Queensland budget delivers $17 billion for infrastructure, but nothing for businesses

The Queensland Government will spend over $17 billion on infrastructure over the next financial year and has flagged better-than-expected growth of 3.75% and lower unemployment in a budget dedicated to economic recovery.

Treasurer Andrew Fraser delivered an infrastructure-heavy budget yesterday, with over $17 billion set aside for projects in a package designed to push the state out of economic turmoil and restore its AAA credit rating.

He said these projects will protect the jobs of over 100,000 workers.

But while the budget deficit in 2010-11 is set to shrink from a forecast $3.1 billion to $1.7 billion, that decline is mainly due to funding from the Federal Government and an operating surplus isn’t expected until 2015-16.

More exports, business activity and increases in GST revenue are set to move the Government into an eventual surplus, with GDP growth excepted to be at 3.75% this year and 4.25% during 2011.

Debt is also expected to be $6.1 billion lower than expected at $51.6 billion.

Major road projects will be funded, including the Gateway upgrade, while a new $646 million rail line to the Brisbane suburb of Springfield will be fast-tracked.

Other major projects set for funding include the Bogg Road Precinct redevelopment, the call centre for Smart Service Queensland and accommodation for government employee housing in rural areas.

The Government has forecast a peak jobless rate of 5.75% this financial year, well below an initial prediction of 7.25%. That rate will drop to 5% by 2012-13.

The Government also introduced a $26 energy rebate for seniors and pensioners, costing the state over $12 million, while motorists will receive a $24 reduction in third-party insurance. Apart from these initiatives, Fraser said, there wasn’t much more for households.
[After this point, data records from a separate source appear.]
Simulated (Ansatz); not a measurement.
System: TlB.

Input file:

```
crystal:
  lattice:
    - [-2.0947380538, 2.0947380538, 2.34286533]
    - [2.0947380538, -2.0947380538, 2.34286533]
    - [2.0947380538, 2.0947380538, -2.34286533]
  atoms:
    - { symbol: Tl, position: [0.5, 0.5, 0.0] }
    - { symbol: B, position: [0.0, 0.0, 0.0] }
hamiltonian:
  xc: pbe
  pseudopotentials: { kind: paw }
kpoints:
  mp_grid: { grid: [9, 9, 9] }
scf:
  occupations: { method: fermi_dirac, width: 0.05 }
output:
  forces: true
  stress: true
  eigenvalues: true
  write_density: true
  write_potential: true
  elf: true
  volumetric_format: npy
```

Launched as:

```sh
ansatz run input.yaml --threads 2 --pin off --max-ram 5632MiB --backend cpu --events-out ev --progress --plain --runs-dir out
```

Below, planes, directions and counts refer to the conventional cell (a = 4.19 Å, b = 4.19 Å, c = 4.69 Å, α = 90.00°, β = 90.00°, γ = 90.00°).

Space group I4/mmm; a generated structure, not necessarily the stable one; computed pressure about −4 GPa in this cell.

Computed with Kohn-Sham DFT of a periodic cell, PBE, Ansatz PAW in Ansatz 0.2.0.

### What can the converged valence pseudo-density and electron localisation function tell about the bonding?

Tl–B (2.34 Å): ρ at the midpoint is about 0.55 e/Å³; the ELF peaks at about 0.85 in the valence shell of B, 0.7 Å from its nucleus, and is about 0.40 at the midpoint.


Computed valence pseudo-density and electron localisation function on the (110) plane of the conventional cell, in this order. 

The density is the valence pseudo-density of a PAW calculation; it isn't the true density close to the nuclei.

There wasn’t much for business either, except a new levy for “industry waste” that will be imposed from July 1, 2011. Opposition leader John-Paul Longbroek called it a “great new tax” on businesses, but Fraser said the state remains competitive for corporate tax rates.

“We made some tough choices – about what to do, what not to do anymore, and what’s in the long-term interests of Queensland. In this state budget we report back and recommit ourselves to our true task, providing Queenslanders with a chance at the dignity of work,” he said yesterday.

Other spending included $9.99 billion for health, $9.5 billion for education and skills training, and in a boost to the property industry, an extra $4,000 for the first home buyers’ grant for new homes outside southeast Queensland.

While an earlier-than-expected return to surplus was welcomed by lobby groups, some say the budget needed more of a focus on businesses.

Chamber of Commerce and Industry Queensland president David Goodwin said in a statement the forecast surplus was an improvement, but business needs more relief.

“The business community was today looking to the State Budget to continue on a path of responsible economic management which it does. However at the same time it fails to strengthen its pro business policies.

“A balanced and fairer budget would have invested in the Queensland business community’s future by assisting them. Current business profitability and investment levels are at their weakest levels since the ‘recession we had to have’ in the early 90s. Some of the financial rebound should have been quarantined to help business to employ.

Goodwin noted the waste levy and the upcoming increase in workers’ compensation premiums, and said the state lags behind the budgets seen in Victoria and New South Wales.

“The State Government over the coming year will need to hit the refresh button as under investing in the Queensland business community will risk the long-term sustainable lifestyle that Queensland families currently have.”

The Queensland Resources Council also attacked the Government for referencing an expected $3.2 billion in minerals royalties, a 63% increase from the previous year, saying it is obvious the industry is “paying its fair share”.

Chief executive Michael Roche said minerals and energy companies will pay $13 billion to Queensland taxpayers “free and clear of wages, salaries, infrastructure, community support programs, and corporate taxes to the federal government”.

ANZ senior economist Shane Lee said the budget predicted a “better than expected” economic performance, and commented that rising contract coal prices should deliver long-term financial benefits.

“However, the economic turnaround is not expected to deliver an operating surplus until FY16 and this will probably limit the ability of the State to regain its credit rating in the short- to medium-term.”

“The successful completion of the asset sales program could lead to a positive credit watch, but that is not likely until early next year. Nonetheless, it remains key to the State regaining its credit rating.”

Australian Industry Group Queensland director Chris Rodwell also said while the forecast growth rates are encouraging, the Government needs to catch up with “containing recurrent spending… Such as public sector wages which will grow at 5.4% over the next financial year”.

“A more concerted effort would allow more scope to give cost relief to Queensland businesses. Increases in energy costs and workers compensation premiums, as well as the introduction of the waste levy, deserve a more focused policy response.

However, Rodwell praised the $2.5 million pilot innovation vouchers program, along with the $17 billion infrastructure package.